It's worth remembering that the one way bandwidth for PCIe2 16x is only 8GB/s which is barely faster than some Gen4 NMVe drives and so could be very easily saturated by heavy IO plus normal game data going back and forth.
PCIe3 doubles that to 16GB/s though which gives far more headroom. I would expect that if PCI3 is still a bottleneck, and thus 100% saturated (to enable PCIe4 to give a further speed boost) that we'd be seeing a bigger speedup from the doubling of bandwidth between 2.0 and 3.0. I suspect 4.0 won't give much if any speedup over 3.0. That seems born out by the 4060/Ti results here vs the 3060Ti. The 3060Ti being full speed PCIe4.0 and the 4060's being only half speed. Yet neither seems impacted by that.
Evidence that points towards decompression likely not being a bottleneck would be:
None of that is conclusive, but I'm sure we will get conclusive evidence one way or the other soon enough as it's as simple as benchmarking the transition times on the same system with just the GPU swapped out.
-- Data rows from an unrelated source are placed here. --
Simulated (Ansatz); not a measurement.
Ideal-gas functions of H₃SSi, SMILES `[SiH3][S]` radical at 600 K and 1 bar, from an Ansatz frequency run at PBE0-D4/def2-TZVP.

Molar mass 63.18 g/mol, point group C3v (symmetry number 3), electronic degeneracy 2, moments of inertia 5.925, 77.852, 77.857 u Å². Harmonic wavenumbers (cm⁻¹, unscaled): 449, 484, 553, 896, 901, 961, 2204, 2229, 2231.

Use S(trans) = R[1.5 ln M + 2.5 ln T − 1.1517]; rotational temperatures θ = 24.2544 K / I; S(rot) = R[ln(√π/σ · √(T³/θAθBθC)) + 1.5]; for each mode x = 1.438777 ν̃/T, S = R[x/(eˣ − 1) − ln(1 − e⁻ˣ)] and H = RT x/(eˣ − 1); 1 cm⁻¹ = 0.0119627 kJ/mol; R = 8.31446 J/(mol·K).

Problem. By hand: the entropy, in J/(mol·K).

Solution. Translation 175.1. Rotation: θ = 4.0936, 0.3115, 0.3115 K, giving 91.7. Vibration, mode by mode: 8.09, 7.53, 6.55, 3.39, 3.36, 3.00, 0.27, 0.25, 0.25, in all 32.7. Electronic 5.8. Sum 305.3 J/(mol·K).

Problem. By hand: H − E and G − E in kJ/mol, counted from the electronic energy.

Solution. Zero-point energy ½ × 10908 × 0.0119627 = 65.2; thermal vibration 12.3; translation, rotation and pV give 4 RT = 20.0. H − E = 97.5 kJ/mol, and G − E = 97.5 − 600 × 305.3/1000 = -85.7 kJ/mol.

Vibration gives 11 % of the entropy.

- We have other benchmarks showing vastly higher decompression throughput than R&C is using
- We see no obvious difference in load speeds between different GPU's of wildly different capabilities (albeit this is on different test systems so a proper test may show different results).
- We can see GPU usage is well below 100% on the 4090 during the portal transitions
Hell, anyone here with the game could do it right now by simply underclocking their GPU.
This title does seem to be even more PCIe bandwidth constrained than one of the previous leaders, Hitman 3, which sees a pretty solid 20% performance decrease on the 4090 from going Gen3 x16 to Gen2 x16 in a similar fashion at 4K: https://www.techpowerup.com/review/nvidia-geforce-rtx-4090-pci-express-scaling/21.html
I've always speculated that engines architected (at least initially) as console exclusives would have a higher PCIe usage. Many things that will consume PCIe bandwidth on the PC don't on an APU, since CPU memory and GPU memory are one and the same, and don't require transfers across the bus; if in the early stages of development they didn't even have a future PC port in mind, then why not use that capability to its fullest?
That brings me to another interesting test, particularly since Rich already has an RX 570, although it'd be nicer if it were an 8GB one to eliminate VRAM pressure skewing the results...
RX 570 8GB versus... AMD Phoenix APU.
On average, TechPowerUp rates the Radeon 680M in the Phoenix APUs as exactly identical speed-wise to the RX 570: https://www.techpowerup.com/gpu-specs/radeon-780m.c4020
It'd be neat to compare both the frame rates and the average PCIe bandwidth utilization of both, with the RX 570 in a system with a similar Zen4 CPU.
I know DF's got their hands busy with lots of other things, but a man can dream!